Ontario’s Tire Recycling Sector Faces Renewed Setbacks
The tire recycling industry in Ontario is facing another crisis after eTracks, an organization that controls the majority of tire recycling in the province, cut tire processing this month by about 50 per cent at one of the province’s biggest recycling plants.
Critics say the cutback is another indication that Ontario’s once robust tire recycling industry has been severely disrupted by a provincial reduction in recycling targets, resulting in stockpiles containing hundreds of thousands of tires at two sites. The stockpiles came about after tire recyclers reached the lowered target before the end of 2025 and slowed or stopped processing tires.
“This raises serious concerns about potential new backlogs across Ontario, particularly as we are only weeks away from the spring tire changeover season,” said Adam Moffatt, executive director of the Ontario Tire Dealers Association. “We saw similar conditions last September ahead of the winter tire season, which ultimately resulted in widespread stockpiling and tire backlogs across the province.”
The province lowered the recycling target in December of 2024 from an 85 per cent collection and management rate to a 65 per cent management rate for the years 2025 to 2029.
Moffatt said the disruption in the industry is continuing to threaten the viability of tire haulers and processors and could lead to more stockpiling, an environmental hazard that prompted the provincial government to start a recycling program in the first place.
A second processor, who Moffatt didn’t name, also received a serious quota cutback for the month of March.
eTracks, however, said it reduced the quota for a Brantford rubber recycling plant named CRM because the facility is more expensive than others, and eTracks needs to save money as it continues to clear the stockpiles.

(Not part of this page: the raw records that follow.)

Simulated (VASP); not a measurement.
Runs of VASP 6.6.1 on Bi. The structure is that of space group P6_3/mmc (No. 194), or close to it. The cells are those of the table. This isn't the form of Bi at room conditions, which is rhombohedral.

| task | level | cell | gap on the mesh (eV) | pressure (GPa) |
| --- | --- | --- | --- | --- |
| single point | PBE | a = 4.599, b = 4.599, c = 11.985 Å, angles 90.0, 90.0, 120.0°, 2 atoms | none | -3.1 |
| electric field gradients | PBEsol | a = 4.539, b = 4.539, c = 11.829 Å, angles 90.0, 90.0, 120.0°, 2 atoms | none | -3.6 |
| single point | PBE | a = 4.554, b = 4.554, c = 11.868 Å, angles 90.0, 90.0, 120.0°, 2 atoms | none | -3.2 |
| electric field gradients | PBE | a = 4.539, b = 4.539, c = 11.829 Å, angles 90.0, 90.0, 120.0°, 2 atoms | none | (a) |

The organization, which manages recycling for 70 per cent of tire producers in Ontario, including big names like Bridgestone, Goodyear and Michelin, said that it continues to collect tires and send them to other plants.
“The expense to collect and manage (the 2025) surplus has added costs for eTracks that are being managed to ensure collection continues through to the end of the year,” said Melissa Carlaw, eTracks vice-president of communications and sustainability, in an email, adding that she blames the province’s regulatory change for the current state of the industry.
Carlaw said that eTracks processes 85 per cent of the tires that its producers sell on the Ontario market, which was the target before the Ford government lowered it to 65 per cent in December of 2024.
But with a surplus of tires from 2025 still not processed, Moffatt said the slowdown at CRM and the other unnamed plant could impact tire processing for the remainder of the year.
The Ministry of the Environment, Conservation and Parks said in an email that it expects producers and Producer Responsibility Organizations (PROs) to continue to “manage all end-of-life tires as they become available.”
eTracks is one of five PROs in the province that manage recycling on behalf of tire manufacturers and other companies that sell products with tires, collectively referred to as producers.
The PROs are part of a provincial framework called individual producer responsibility, or IPR, which makes tire producers entirely responsible for recycling. The purpose of IPR is to stimulate competition and innovation, thereby ensuring the creation of end-markets for recycled tires.
Sina Varamini, the general manager of CRM, said his plant is a high resource-recovery facility that extracts rubber, steel and other material from tires. The rubber is processed into varying sizes of crumb that can be used in a number of products including rubberized asphalt, sports fields, and rubber-moulded products.
“When processing costs are viewed on an aggregated basis across these material end markets, CRM Brantford stands among the most efficient and cost-effective tire recycling operations in Ontario,” said Varamini.
Plants like CRM also receive a portion of a fee, typically charged to Ontario consumers each time they buy a new tire. The fee filters down from PROs to tire producers and then to consumers.
In Ontario, about 12 million new tires are sold each year, which at about $5 in fees per tire translates into a $60 million industry funded by consumers.
The province has never fully explained why it lowered the recycling target at the end of 2024, but 45 tire producers associated with eTracks could have faced major fines for failing to meet the minimum collection rate of 85 per cent for tires in 2023.
Instead, the Resource Productivity and Recovery Authority settled with eTracks for $7.4 million — not a fine so much but an amount that was equal to the money eTracks would have spent had it recycled enough tires to match the industry average for that year, which was 78.9 per cent.
But it’s not just the change in the target that has created a problem for the recycling industry, say experts.
When the province amended the recycling legislation, it also reduced the number of collection sites, such as garages or car dealers, that PROs were required to collect from, a loophole that together with the lowered target means that PROs don’t need to collect from all the sites in Ontario to meet their targets.
That leaves many businesses outside the formal collection system having to pay to dispose of their tires even though consumers are footing the bill for recycling.
“No tire dealer, collection site, or tire should be excluded from Ontario’s recycling network,” said Moffatt. “If fees are being charged, the services funded by those fees must actually be delivered to every site, every tire, and ultimately every consumer paying for them.”
Critics have said the problems will persist in the industry as long as the recycling target remains at 65 per cent. No one PRO has been publicly singled out by the ministry or by RPRA as being at fault for the recent problem with stockpiling.
Meanwhile, Carlaw of eTracks, said her organization will continue to meets its obligations and service its collection network until the end of the year. But it can’t pick up the slack.
“It is not reasonable to expect that any one PRO can backfill the province’s tire recycling in the absence of other obligated parties and in the absence of any precedent or guidance,” said Carlaw.